Between August 2014 and June 2015 I carried out fieldwork in Guéra, Chad, a mountainous region which lies between the desert of the Sahel and more fertile savannahs to the south. I tried to understand the way people handle the memory of the slave raids from the neighbouring Wadai sultanate: an important player in trans-Saharan trade from the seventeenth century to the early twentieth century. I was particularly interested in learning about how people talk about slave raids and the slave camps where raiders used to assemble their victims for months or years before handing them over to traders. The people of Guéra were not necessarily enslaved, but their history was shaped be the fact that they could have been. The memory of having been potentially enslaved lingers on in contemporary political dynamics. In this piece I am particularly interested in one group of people who are known locally as the descendants of slaves, although they reject this label: the Yalnas.

Who were the Yalnas?

Yalnas have two main characteristics that distinguish them from the Hadjiray, or the ‘people of the mountains’, which is a collective term for the people of Guéra. While the Hadjiray were pagans when the French colonised Chad, the Yalnas were already Muslim. And instead of speaking the local language at home, they use Chadian Arabic as their mother tongue.

The term Yalnas means ‘the sons of the people’ in Chadian Arabic. This may initially appear to be a neutral expression, but it nonetheless has a negative connotation: they became Yalnas because it was impossible for them to establish any other ancestry or origin. I heard two versions of the story for why this was the case. The first version was offered by non-Yalnas, who reported that their origin can be traced to 1911, when the French defeated the Wadai Sultanate and freed many slaves previously held in camps. Since most slaves were said to have spent significant time in slave camps, they were not able to find their families or communities once they were freed. This made it necessary for them to be described in generic and non-specific terms. One respondent reported that “the Yalnas arrived together with the French. We don’t know very well from where do they come from, but what we know is that they have no unique family”.

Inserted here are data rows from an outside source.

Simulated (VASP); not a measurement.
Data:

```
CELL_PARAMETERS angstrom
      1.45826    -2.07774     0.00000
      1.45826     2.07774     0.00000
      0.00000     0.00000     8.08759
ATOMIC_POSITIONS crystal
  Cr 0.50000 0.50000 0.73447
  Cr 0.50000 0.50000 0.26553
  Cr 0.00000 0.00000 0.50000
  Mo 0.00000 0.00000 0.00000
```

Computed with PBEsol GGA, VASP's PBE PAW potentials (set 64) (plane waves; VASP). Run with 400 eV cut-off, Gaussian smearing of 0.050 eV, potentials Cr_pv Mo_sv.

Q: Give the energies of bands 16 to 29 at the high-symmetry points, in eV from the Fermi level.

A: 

The second version of the story, which Yalnas tell about their own origins, also relates to slavery. In this case, however, they self-identify as the descendants of the enslavers rather than the enslaved.

Our grandparents were members of Wadai sultan family … Then, one day, the French arrived. The grandparents understood that French were strong and would have controlled the whole region, so they decided to negotiate with them. When they were asked who they were and who were all the people in the village, they could not say the truth, as the French were still fighting against Wadai. Hence they just told the French that they were all ‘Yalnas’, sons of the people.

There are no written sources about pre-colonial Guéra, which can help support either the first or the second version of the Yalnas’ origins. In 1923, when the French organised the administration of the region, the Yalnas were recognised as a distinct local group and awarded two of the Guéra cantons – gaining formal control of the land and their own political representative in the guise of a chef de canton.

Slavery, community and political strategy

In countries like Niger, Mauritania, or Sudan, humanitarian organisations have denounced discrimination against people carrying labels that refer to a slave past. The social trajectory of the Yalnas does not neatly fit the patterns that have been documented in these better known cases. This is partly because the Guéra region is nowadays presented by its inhabitants as a former slave-reservoir, inhabited by groups scattered across the mountains to resist Wadai raids. When the French imposed their power and stopped the slave raids, they obliged all Hadjiray to settle in the plains. The colonial government arranged a local administrative system, appointing a local chief for every group based on the language they spoke.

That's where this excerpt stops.